So, I am 99% sure that there is a bug in some sense and what you said is just how it is intended to work. If you are sure that this feature indeed works as intended, then I would just never embed fonts. I do not want 30 MB files for 8 bytes of data, and I cannot debug the list of styles for weird, unused things.

Please list the font files that get embedded for you; then I will try to explain why they were embedded. For Fira Code Light, I will check if and why doesn’t it get embedded.

But in general, you need to understand that any style (and any direct formatting) defines three fonts - for “Western” scripts, for “Asian” script, and for “Complex writing systems”. And even if you do not see them (because of your settings that hide non-Western features), they are defined; and whenever you use a style where a font is defined, that font is considered used - even if the text with that style has not a single character in Asian or Complex scripts.

So, if I understand your answer correctly, then

  1. the Asian and Complex fonts are set invisibly and then embedded (perhaps system default values, or similar).
  2. there is no way for me to know about this, because even if I meticulously define a style it will have a kind of fall-back
  3. It is very hard to write a file that will look correct for another person (assuming that they don’t have the font I used)
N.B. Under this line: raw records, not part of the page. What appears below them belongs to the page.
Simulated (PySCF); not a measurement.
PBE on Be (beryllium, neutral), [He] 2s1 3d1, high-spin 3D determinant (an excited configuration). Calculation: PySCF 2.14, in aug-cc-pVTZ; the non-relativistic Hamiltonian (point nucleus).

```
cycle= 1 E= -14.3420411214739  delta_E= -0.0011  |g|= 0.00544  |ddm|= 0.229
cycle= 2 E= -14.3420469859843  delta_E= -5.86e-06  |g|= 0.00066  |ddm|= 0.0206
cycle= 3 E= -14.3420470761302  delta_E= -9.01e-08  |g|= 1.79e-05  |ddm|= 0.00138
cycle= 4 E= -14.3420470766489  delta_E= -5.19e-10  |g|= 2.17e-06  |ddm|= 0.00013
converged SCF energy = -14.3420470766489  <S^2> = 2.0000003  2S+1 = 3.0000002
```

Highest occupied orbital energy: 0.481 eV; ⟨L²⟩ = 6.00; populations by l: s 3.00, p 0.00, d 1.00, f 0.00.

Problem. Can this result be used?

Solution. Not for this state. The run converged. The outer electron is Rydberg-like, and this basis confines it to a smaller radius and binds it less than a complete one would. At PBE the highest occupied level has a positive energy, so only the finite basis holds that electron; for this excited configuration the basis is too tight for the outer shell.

These are the fonts that are embedded, taken from the fods file:

  <style:font-face style:name="Noto Sans CJK SC" svg:font-family="&apos;Noto Sans CJK SC&apos;" style:font-family-generic="system" style:font-pitch="variable"/>
  <style:font-face style:name="Noto Sans Devanagari" svg:font-family="&apos;Noto Sans Devanagari&apos;" style:font-family-generic="system" style:font-pitch="variable"/>

I think that I can kind of understand your answer (even though it blows my mind that this is intended). Maybe this feature is useful in some cases.

You can disable exporting groups of fonts in the font embedding settings. But yes, this is intended. A style is how text should look; and a used style is a style appearing in the document. A font is embedded to allow user to continue typing, and get the text that looks as intended.

And Asian and Complex fonts aren’t fallbacks - they are the primary fonts used when you (or another person, who you sent your file) types a Chinese character, or a Hebrew character - the same way as e.g. your Fira Code font is used when you type a Latin character. The program has no idea which character you will type next; but it knows, that you created a style (or a direct formatting) that has a “Fira Code+Noto Sans CJK+Noto Sans Devanagari” combo, and the style is used, and you asked to embed fonts from styles that are used.

In my testing, Fira gets embedded OK… Maybe your font is some version that has wrong license, that prevents embedding?

Hmm, the license of Fira Code seems OK to me:

This Font Software is licensed under the SIL Open Font License, Version 1.1. This license is available with a FAQ at: http://scripts.sil.org/OFL

I tried switching it to Fira Mono (Open Font License) and that did work, it was embedded! This is interesting and kind of worrysome. There was no warning about a licensing failure.

But… I didn’t define a combo. I never selected or typed this: “Fira Code+Noto Sans CJK+Noto Sans Devanagari”.

This is true only in a very distant sense. If I open the style in libreoffice:

The program definitely knows that I am typing in English because somehow it knew to show me only one font, not all three.

I understand the thing you say about what another person may type, and they could very well type a Japanese character, for sure. But, do you agree that this setting is completely invisible to the user? I have no influence over this at all. Who set these fonts? I promise you that I didn’t, that’s why I called it a fallback (a value used when none is defined by the user). “Default” is maybe a better word.

I saw the checkboxes that deactivate Asian fonts and Complex writing systems. I left them on for the experimentation (otherwise I had 0 embedded fonts) - so this is close to workable, thank you.

Still… this situation isn’t good. I don’t know what a smart solution would be, but I think it’s along the lines of: someone types a Korean character into the sheet, then they have to define what the font for it should be and add that to the file.

I am kind of half satisfied that font embedding can sometimes work without creating huge files – thanks again.